I think the PSoC5 is suited for that - doing the complicated stuff in hardware is the main purpose of the whole UDB / Datapath.
I don't think you will hit timing problems with your external CPU running at 2MHz. The main problem might be that your state machine and decoder logic might eat up the UDBs.
That said, you should look how muich of the resources you are already using (look in the generated *.rpt file). You can move over logic to the datapath (probably you already did that). There is a DFB block that is a small CPU core on its own, but uits quite difficult to use for your use case I'm afraid.
Thank you for the swift response! It is reassuring to know hear I'm not entirely on the wrong track.

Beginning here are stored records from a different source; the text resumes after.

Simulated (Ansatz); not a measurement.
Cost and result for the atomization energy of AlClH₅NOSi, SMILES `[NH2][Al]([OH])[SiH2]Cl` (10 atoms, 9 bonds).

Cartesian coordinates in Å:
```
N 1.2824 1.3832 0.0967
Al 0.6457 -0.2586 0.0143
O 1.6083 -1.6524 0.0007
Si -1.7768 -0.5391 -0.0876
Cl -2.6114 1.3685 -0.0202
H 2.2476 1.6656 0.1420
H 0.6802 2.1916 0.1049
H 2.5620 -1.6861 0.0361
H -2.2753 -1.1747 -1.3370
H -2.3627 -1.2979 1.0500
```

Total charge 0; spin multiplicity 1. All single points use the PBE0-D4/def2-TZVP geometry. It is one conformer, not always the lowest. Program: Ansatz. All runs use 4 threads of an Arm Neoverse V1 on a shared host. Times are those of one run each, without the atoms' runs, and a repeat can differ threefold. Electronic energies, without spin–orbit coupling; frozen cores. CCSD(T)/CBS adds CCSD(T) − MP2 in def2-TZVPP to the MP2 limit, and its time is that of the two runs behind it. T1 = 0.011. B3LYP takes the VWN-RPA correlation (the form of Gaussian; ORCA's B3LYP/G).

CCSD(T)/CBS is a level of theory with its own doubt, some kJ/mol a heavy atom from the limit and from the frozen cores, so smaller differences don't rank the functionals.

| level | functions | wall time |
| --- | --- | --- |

At the moment I'm basically only using four datapaths and a few PLDs for glue logic, and so at this stage I don't anticipate squeezing things into the 24 available UDBs to be a problem.
My main worry was running into timing and routing limits not immediately apparent, e.g. in shuffling the 32 bus signals back and forth between the parallel inputs/outputs of the UDBs. Every captured MPU cycle will require on the order of four short DMAs, and so I'm hoping that clocking the system at 20-40x the frequency will be sufficient. I have occasionally seen synthesis warnings about timing violations, but for now I'll chalk that up to not really having a clue what I'm doing.
Oh, and I'll read up on those DFBs. Initially dismissed it as some sort of DSPs unsuited for my workload but it may prove to be useful, especially if I decide to attempt real-time parallel emulation of the CPU for non-intrusive tracing.
You need to look carefully at the architecture TRM about the DMA. Each DMA transaction incurs a setup / start delay, you need to check whether your timing is still valid. The internal routing is quite fast, even complex designs can run with at least 16MHz.
It might be better to handle the breakpoint logic within a 16bit UDB, it should be able to compary addresses much faster.
Yes, the DFB is basically a DSP engine, but it can to arithmetics quite well, and has a small memory. But as I said, it will be difficult to use, esp. since the documentation is still sparse around it.